This rule is not 100% strict though and can be easily overridden by intonation in actual speech, but for a written sentence that would be the natural interpretation.
In any case, both translations should be accepted in this exercise.
Isn't that what I said in the second paragraph, and without referring to anyone's penis? Speaking of which, you are clearly not an English speaker; you remark sounds silly in English at the very least. My guess would be a Russian speaker, in which case this course is not for you. English speakers learning Russian should first understand how the neutral word order works in Russian and only then learn how one can override it with intonation.
Meantime, assuming you are interested in learning some proper English expressions, you can take your mastery of Russian intonations and shove it up your arse (or "ass" if you prefer US Englihs) -- for the purposes of this course, that is.
You translation is grammatically incorrect. Preposition "в" (as well as "на") takes the accusative case to indicate direction and prepositional to indicate a location. The verb "собираться" by itself simply states the intention, and hence cannot be used with a description of a location without another verb (e.g. "быть" - "to be").
You could say "Вечером, он собирается в Москву (accusative)", which would correspond to "In the evening, he is going to head to/for Moscow". While grammatically correct, this would not imply that he will actually arrive there in the evening, it's a statement of when he is planning to depart for Moscow.
I think (I'm still learning, myself) that there are several things that would make your phrase less than ideal.
I think yours comes across something like: In the evening he goes [by foot] in Moscow
Declension of "Moscow" - The Duo translation is emphasizing location (he will be in Moscow) so it's using prepositional (москве), your sentence is emphasizing the direction (he's going to Moscow) so you need Moscow in accusative: Вечером, он идет в москву (In the evening he goes [by foot] to Moscow)

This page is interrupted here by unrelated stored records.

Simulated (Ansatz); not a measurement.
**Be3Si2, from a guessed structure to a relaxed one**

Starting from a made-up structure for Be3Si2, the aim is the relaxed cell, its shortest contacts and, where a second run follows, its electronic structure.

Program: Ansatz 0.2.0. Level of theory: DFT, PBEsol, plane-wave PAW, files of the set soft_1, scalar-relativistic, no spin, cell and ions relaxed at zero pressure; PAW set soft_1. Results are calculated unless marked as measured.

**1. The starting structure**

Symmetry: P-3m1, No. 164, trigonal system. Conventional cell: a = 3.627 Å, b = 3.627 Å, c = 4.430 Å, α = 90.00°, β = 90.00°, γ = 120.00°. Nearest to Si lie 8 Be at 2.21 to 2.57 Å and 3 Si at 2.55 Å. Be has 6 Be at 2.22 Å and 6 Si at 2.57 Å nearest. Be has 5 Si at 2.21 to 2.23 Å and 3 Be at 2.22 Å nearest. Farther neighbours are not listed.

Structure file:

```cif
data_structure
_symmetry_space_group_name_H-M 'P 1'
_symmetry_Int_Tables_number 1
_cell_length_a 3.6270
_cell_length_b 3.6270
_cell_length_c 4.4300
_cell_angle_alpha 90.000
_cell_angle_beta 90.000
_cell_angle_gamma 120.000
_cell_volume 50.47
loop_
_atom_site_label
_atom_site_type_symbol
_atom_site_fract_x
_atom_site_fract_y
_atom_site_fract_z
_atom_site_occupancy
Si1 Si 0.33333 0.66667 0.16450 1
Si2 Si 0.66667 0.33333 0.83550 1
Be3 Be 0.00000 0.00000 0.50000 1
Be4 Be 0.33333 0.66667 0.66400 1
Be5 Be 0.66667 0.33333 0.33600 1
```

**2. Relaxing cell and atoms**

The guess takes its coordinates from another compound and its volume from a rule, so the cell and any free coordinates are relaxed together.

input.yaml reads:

Verb choice - Moscow is pretty big and he's not there now so, while possible, it's unlikely he would walk there. Идти (Идет) implies walking, if you wanted to say "go in a vehicle" you'd want to use Ехать (едет). Вечером, он едет в москву (In the evening, he goes [by vehicle] to Moscow)
Verb tense - We're talking future tense here and Идти (идет)/Ехать(едет) is present tense. Technically I think будет ехать will work but (and note, I'm terrible with aspect) I wonder if the perfective поехать(поедет) might be better: Вечером, он поедет в москву (In the evening, he will go to Moscow)
To add to what an_alias has already pointed out:
How does your sentence account for "to be" in the English sentence?
Also, to elaborate on his/her second point, you could use the verb "идти" (not in this translation, but in general), but you would have to use a correct case and preposition. Specifically,
Идти в Москву (accusative) - to go to Moscow by foot. (Probably OK if you talk about medieval Moscow, but hardly relevant nowadays.)
Идти по Москве (dative, as required by preposition "по") - to walk in Moscow (location, not direction).